A ROYAL PAIN

August 29, 2011 by  
Filed under Blogs, Hot Button / Lynn Ashby

By Lynn Ashby                                                                29 Aug. 2011

Just when we thought the Canucks had grown up and left the nest, they move back in with Mom. In case you missed it, here’s the news item: “Canada’s Conservative government, stressing ties to Queen Elizabeth II and the monarchy, is reinstating the names Royal Canadian Air Force and Royal Canadian Navy after a gap of 43 years.”

Gen. Walter Natynczyk, chief of the defense staff, explained, “The initiative to restore the historic names of Canada’s three former services is aimed at restoring an important and recognizable part of Canada’s military heritage.” It seems that back in1968, the Canadian Liberal Party removed the “royal” designation when they amalgamated the branches of service and called the military simply “the Canadian Forces.”

Note that the announcement refers to the “three former services,” but does not mention the Canadian Army, which long ago sold off its rifles and commenced to nation building. Actually, Canada is the only country which has erected a monument to its army of peacekeepers. Honest. And we must suppose up north they don’t have a Marine Corps. Maybe they use the Mounties, although charging a beach in those high-collared bright red tunics seems a bit dangerous.

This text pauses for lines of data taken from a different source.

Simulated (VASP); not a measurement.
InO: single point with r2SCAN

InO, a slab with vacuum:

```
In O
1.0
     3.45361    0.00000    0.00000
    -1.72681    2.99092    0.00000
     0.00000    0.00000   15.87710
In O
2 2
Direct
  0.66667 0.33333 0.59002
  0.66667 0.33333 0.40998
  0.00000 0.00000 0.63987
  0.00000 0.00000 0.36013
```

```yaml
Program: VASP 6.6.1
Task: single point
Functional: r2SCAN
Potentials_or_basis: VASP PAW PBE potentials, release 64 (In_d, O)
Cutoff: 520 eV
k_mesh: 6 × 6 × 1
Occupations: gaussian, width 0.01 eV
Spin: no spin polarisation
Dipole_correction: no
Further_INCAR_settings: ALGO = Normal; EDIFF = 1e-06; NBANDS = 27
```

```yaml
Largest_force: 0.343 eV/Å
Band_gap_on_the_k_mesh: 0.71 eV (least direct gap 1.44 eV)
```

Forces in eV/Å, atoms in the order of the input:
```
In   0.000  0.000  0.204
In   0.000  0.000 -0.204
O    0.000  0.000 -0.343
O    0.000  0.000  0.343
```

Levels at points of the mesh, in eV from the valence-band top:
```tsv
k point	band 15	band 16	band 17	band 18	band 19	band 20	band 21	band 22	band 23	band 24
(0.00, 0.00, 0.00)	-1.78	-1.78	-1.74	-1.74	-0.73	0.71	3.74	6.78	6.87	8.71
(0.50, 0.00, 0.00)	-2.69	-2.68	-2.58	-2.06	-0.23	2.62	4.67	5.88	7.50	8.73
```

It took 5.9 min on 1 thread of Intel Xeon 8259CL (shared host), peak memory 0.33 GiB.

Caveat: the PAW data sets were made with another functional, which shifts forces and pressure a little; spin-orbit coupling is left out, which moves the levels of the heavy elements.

Next our northern cousins will add a Union Jack to their Maple Leaf flag and return to singing “God Save the Queen” in place of  “O Canada,” which was quite pretty the first 54 times you heard it during the Winter Olympics. None of this will go over well with the 7-million French-Canadians. Of course, when your chief of the defense staff is named Natynczyk, he’s probably not French, as I was telling French President Sarkozy. They are still “subjects.” I wouldn’t want to be called a subject. Being a predicate or an adverb is fine, but subject sounds like some peasant toiling in the fields as the king’s carriage rolls by.

Now, some of you Canadians are thinking, “What aboot the colour of your shed-yule, eh? And what business is it of yours?” Well, speaking of business, the U.S. and Canada have the largest trading partnership on Earth. We share the longest border in the world — 5,525 miles — and we speak almost the same language. Vast numbers of Texans have worked in the Yukon in January and lived to tell about it. A lot of Canadians live in Texas. We gave you NORAD. You gave us Justin Bieber and Celine Dion.

But the Canucks protect themselves from the Goliath to the south. While the Toronto Sun could, and did, buy The Houston Post, vice versa was not allowed by Canadian law. Nevertheless, the Canadian publishers were great people – loved sports and gin, not in that order. With that (excuse the cliché) 400-pound gorilla camped on their southern doorstep, and with a population a bit more than one-tenth that of the U.S., it’s easy to see why Canada wants to protect itself.

This subjugation to the British monarchy is not unusual. Two years ago the eastern Caribbean nation of St. Vincent and the Grenadines voted to remain under the rule of Queen Elizabeth II — they rejected a plan to replace her with a president chosen by Parliament. In one form or another, 15 former parts of the British Empire still pay homage to Her Majesty. She is still their monarch; her face is on their money. Some countries (Australia and New Zealand being the most prominent), use the Union Jack as part of their flag. These countries, or colonies, still have a governor general who is the Queen’s personal representative. It is usually a local loyalist, and the job is mostly ceremonial, but not totally.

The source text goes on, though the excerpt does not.